Talk to your analyst about the biggest challenges with the adoption of Machine Learning to drive business impact and you are likely to hear data as one of them. While there has been a huge improvement in the quality and volume of data, there is also a growing sense in organizations that there is a power law of sorts that is emerging in the problem space itself. At the risk of over-simplification, let’s invoke the 80/20 Pareto principle: metaphorically, 80% of the problems that you need to solve are now more or less well understood and if you have a decent team of analysts and have invested in BI and Data Science tools, it would take up 20% of your analytics team’s time to solve them. Conversely, a big (and increasing) share of time and effort will need to go to focus on the long tail of problems: solving them is going to create disproportionate value for the organization. Needless to say, these are not easy to solve – among the challenges, data is probably the biggest one. Over the last few weeks, we have looked at some of the strategies to work with small data.

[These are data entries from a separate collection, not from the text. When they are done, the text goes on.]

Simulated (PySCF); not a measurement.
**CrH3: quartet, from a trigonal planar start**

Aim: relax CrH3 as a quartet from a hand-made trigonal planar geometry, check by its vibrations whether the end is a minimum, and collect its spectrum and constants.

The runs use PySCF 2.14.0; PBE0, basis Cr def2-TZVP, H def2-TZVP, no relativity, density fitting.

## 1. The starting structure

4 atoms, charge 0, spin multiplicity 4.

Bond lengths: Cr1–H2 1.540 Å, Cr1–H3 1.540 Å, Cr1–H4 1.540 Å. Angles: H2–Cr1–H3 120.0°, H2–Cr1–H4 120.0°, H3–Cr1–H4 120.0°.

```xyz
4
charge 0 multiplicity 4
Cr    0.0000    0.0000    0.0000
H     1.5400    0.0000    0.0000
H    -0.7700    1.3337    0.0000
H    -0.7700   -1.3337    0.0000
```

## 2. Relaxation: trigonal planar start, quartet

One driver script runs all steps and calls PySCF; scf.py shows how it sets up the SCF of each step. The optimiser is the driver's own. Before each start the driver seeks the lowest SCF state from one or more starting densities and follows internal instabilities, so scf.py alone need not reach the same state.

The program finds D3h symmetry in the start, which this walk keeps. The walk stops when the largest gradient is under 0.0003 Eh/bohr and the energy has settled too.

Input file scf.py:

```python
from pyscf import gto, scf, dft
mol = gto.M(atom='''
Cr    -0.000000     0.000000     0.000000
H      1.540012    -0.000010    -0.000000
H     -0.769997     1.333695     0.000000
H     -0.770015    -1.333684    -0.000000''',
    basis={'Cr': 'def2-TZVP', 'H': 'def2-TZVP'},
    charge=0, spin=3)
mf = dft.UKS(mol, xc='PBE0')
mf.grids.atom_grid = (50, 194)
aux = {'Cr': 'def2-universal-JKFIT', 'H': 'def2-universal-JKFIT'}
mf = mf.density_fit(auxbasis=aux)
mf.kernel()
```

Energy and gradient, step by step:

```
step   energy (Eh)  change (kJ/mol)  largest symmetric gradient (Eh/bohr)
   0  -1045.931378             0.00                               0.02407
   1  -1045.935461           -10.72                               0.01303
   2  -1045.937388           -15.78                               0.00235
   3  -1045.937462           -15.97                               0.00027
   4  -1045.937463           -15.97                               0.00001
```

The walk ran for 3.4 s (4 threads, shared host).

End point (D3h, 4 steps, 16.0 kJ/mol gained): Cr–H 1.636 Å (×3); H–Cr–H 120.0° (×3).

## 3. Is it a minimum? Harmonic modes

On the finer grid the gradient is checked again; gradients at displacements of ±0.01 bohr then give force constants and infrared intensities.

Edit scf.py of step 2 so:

Today, I want to focus on a specific challenge: what do you do when the life-blood of Machine Learning– labeled data for training the models – is not adequate? The traditional method almost all data scientists follow is to generate random samples of data from the underlying distribution and use that to train the models. You would call this method ‘passive learning’ – after all, once you pick a distribution, you stick with it. To be sure, your data scientist should be trying different sampling strategies, but there is no attempt to learn about the underlying distribution itself. Which brings us to Active Learning – and the key idea is that can we ‘help’ the algorithm to achieve greater accuracy by improving the training data? Here is a hypothetical example that serves to make the point. The figure is taken from this survey on Active Learning (well worth a look).

(a) shows the fairly common problem of classification – how do you create a decision boundary to divide the population into 2 clusters? (say ‘low-risk’ vs. ‘high-risk’ customers). And since you don’t have the luxury of knowing upfront the labels (i.e. red vs. green), the strategy would be to draw a sample from the population, label them and use that to train the model (in this case, logistic regression). (b) is what you would get with a random sample – it is clear that there is room for the model to be improved since the model is skewed away from the red points. In the normal course of events, we would take this is a model accuracy constraint and adjust the decision strategy accordingly. On the other hand, if you could figure out a way to get a better data sample, you could improve the model accuracy – which is shown in (c).
The underlying idea is quite intuitive and very compelling. Instead of being constrained by sampling strategies and leaving it to the machines to train models, what if humans can play a very active role in guiding the machine towards a better solution? I have always been a strong advocate of solution strategies that combine human intuition with the algorithms (AI = Augmented Intelligence) – and this could be an example of using that mindset. See below for a simplified flow:
- Start with the standard method of training a model using the training dataset (based on a sampling strategy)
- Use that trained model to score the population. Most standard data science projects end here – the model accuracy is a constraint you live with
- Before you baseline your population score, insert a human into the process – and get them to focus on specific data points where the machine not very confident (i.e. the confidence level is below a certain threshold).
- The human can take a look at this subset and accept/change the machine generated label. Which then is taken as the revised score.
- And in the next iteration, this labeled data goes into the mix for training the model.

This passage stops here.